THE ART OF L1FE

"Fuck pain. Fuck heartbreak. I'm still in love with life." - Daniele Bolelli

MAKING AMENDS

“There is hurt and there is love. They roll us through the days like a turtle down a hill. All we can do when on our back is roll one more time and head for the sea.”
~ Anonymous

Stones loosened by storms cover paths, and uprooted trees break newly formed nests, and crisis after crisis throws us into each other. It is inevitable. Stay alive and you will be hurt, and you will also hurt others.

Unintended hurt is as common as branches snapped in wind. But it is the unacknowledged hurt that becomes a wound. Just as our only recourse to falling down is getting up, our only recourse to hurting others is to acknowledge what we’ve done and clean up the mess. This is known as making amends, a simple yet enormous act of integrity that restores trust, and trust, after all, is the soil that holds the roots of humankind. Without it, life on Earth begins to eat itself dry.

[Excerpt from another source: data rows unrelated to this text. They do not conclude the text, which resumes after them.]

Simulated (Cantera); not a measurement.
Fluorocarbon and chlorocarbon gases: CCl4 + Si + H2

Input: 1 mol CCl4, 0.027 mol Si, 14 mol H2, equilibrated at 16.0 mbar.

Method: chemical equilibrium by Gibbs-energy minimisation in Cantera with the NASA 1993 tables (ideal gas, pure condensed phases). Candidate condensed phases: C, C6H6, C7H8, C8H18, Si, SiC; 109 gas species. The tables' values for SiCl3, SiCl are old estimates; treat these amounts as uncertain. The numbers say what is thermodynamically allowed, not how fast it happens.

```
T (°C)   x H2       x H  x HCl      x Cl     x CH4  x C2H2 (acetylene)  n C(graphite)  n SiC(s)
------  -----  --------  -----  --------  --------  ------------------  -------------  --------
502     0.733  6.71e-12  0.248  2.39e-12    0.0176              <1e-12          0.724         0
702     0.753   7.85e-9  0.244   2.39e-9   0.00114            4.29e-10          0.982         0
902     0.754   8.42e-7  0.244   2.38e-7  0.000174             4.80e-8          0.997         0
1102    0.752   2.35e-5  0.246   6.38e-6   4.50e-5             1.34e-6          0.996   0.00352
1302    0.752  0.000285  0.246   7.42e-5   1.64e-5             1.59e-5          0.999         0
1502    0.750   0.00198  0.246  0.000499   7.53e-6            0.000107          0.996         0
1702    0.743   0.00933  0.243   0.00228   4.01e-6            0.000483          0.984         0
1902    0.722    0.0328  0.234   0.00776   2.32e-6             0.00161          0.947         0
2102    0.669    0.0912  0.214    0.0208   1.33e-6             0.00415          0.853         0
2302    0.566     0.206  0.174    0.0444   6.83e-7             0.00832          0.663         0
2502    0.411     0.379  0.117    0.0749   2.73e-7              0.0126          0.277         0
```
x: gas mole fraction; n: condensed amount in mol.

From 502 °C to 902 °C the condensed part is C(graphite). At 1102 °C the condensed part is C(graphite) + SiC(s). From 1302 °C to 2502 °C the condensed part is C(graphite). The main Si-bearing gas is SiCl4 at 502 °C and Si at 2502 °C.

What causes us to hurt each other? It’s hard to say. But it seems that, being human, we are subject to many ancient and powerful opposites found in life. Among those that impact us constantly are light and dark, yes and no, and especially fear and peace. For it is out of fear that we feel the need to isolate ourselves or to control others, and it is often in the act of elevating ourselves that we hurt one another, not to mention ourselves. When not afraid, when in a moment of peace, we feel quite a different need. We feel a sudden requirement to connect and belong to other living things, and it is then in the act of true embrace that we love one another.

Still, as no one in daily life is exempt from both sleeping and waking, no one can escape feeling both fear and peace, and so, no one can escape being both hurtful and loving. But the world is kept whole by those who can overcome their fear, however briefly. The blood of life itself is kept vital by those who can simply and bravely repair their separations, time and time again.

Even if our awareness of being hurtful comes years after delivering the hurt, the smallest word or gesture - owning what we’ve done - can reopen the heart.

~ Sit quietly and bring to mind and heart an act of isolation or control that you invoked which hurt another.

~ Breathe deeply and try to see the fear that prompted your need to isolate or control.

~ Breathe slowly and in your heart make amends; that is, own the fear that prompted you, the act act of isolation or control that arose from it, and the hurt that resulted.

~ Just for yourself, express your amends in a letter or card addressed to the person you hurt.

~ Enter your day and let your heart tell you whether to mail the amends or not.